BEFORE Chiang Kai-shek destroyed warlords in 1920, westerners heard astonishing stories of the people who lived in that huge tract of land that stretched across Asia from Kashi in the west to Jixi in the east. Sir John Simon, British foreign secretary during the Second World War, once described the place as “a mere geographical expression.”

But it was in this geographical expression, or rather Chunking the war time capital, to be specific, that had in four years withstood 117 Japanese air raids, and tasted the blast of 22,000 bombs. In spite of the devastation, the artist was able to pick out the usual sights and sounds associated with old Cathay — a junk folding its sails in a Shanghai sunset, lofty mist-obscured mountain peaks, deep gorges cut by rushing mountain streams, a flock of cranes flying over a waterfall, mud and wattle cottages in a riverside village.

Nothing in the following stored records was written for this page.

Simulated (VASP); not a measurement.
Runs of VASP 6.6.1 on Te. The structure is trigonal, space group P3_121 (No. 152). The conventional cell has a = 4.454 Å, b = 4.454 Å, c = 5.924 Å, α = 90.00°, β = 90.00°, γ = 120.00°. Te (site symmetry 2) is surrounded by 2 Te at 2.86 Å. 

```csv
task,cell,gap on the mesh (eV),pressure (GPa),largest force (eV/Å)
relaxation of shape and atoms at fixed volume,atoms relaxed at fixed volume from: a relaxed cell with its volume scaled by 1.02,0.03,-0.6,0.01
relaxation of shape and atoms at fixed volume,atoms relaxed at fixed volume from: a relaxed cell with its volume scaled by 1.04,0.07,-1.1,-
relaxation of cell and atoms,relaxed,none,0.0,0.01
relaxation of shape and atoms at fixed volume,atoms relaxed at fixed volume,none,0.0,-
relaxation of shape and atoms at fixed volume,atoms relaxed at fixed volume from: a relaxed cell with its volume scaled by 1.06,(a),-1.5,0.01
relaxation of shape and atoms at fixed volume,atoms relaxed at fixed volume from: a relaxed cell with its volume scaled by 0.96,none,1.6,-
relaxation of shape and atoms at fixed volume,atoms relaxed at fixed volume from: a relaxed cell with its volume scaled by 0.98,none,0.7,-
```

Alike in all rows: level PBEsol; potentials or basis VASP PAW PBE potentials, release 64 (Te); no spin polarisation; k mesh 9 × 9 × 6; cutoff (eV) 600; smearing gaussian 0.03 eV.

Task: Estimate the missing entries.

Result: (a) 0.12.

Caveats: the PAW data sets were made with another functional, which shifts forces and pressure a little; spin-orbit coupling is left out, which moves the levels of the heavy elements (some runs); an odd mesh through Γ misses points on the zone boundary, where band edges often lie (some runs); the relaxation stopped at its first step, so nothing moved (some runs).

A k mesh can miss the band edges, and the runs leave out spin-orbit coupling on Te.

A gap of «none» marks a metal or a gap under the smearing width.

And the tourist was able to speak of the smell of camphor, sandal wood, lotus and blood, the taste of millet and rice cake, the sound of birdsong, temple bells and clashing swords and the sight of lacquered and tiled pavilions. There was gold, pageantry and armies of peasants in blue and grey trying to find their place in the sun.

All that more or less disappeared with the rise of Mao and Chou and the subsequent emergence of Deng Xiaoping — the architect of modern China. The country is still a self contained universe with its thousands of galaxies of family generations, and visitors still clutter up their homes with odd bits of chinoiserie. But after 50 years of order and discipline, a phrase borrowed from Joseph Stalin, China has become an industrial colossus, a superpower which has replaced the former Soviet Union as America’s main rival for world supremacy.

Currently, the United States is obsessed with the Islamic peril, both actual and imagined. But the general perception, at least in this part of the world, is that this is a temporary phenomenon which will probably sort itself out during the next 10 years. It is the spectre of an all powerful China that is about to clobber Taiwan that is worrying policymakers in Washington. It is a phantom that will not go away.

Nevertheless, the intellectuals in the think tanks, cloistered in seclusion in the granite vastness of the Rockies, have at least been able to get three observations right. The first is that even before its Iraq adventure the United States had endorsed its image of being the most unpopular country in the world whose only friends are Estonia, Israel, Poland and the prime minister of Great Britain.

The second is that in 10 years their country will no longer be the feared military power it is today. And most important of all, China has demonstrated that it is quite capable of standing up to a power that is increasingly being seen as the bully on the block. That’s why the lads in the Pentagon came up with the brilliant idea of fortifying a country with the potential of becoming a superpower — as a bulwark against China.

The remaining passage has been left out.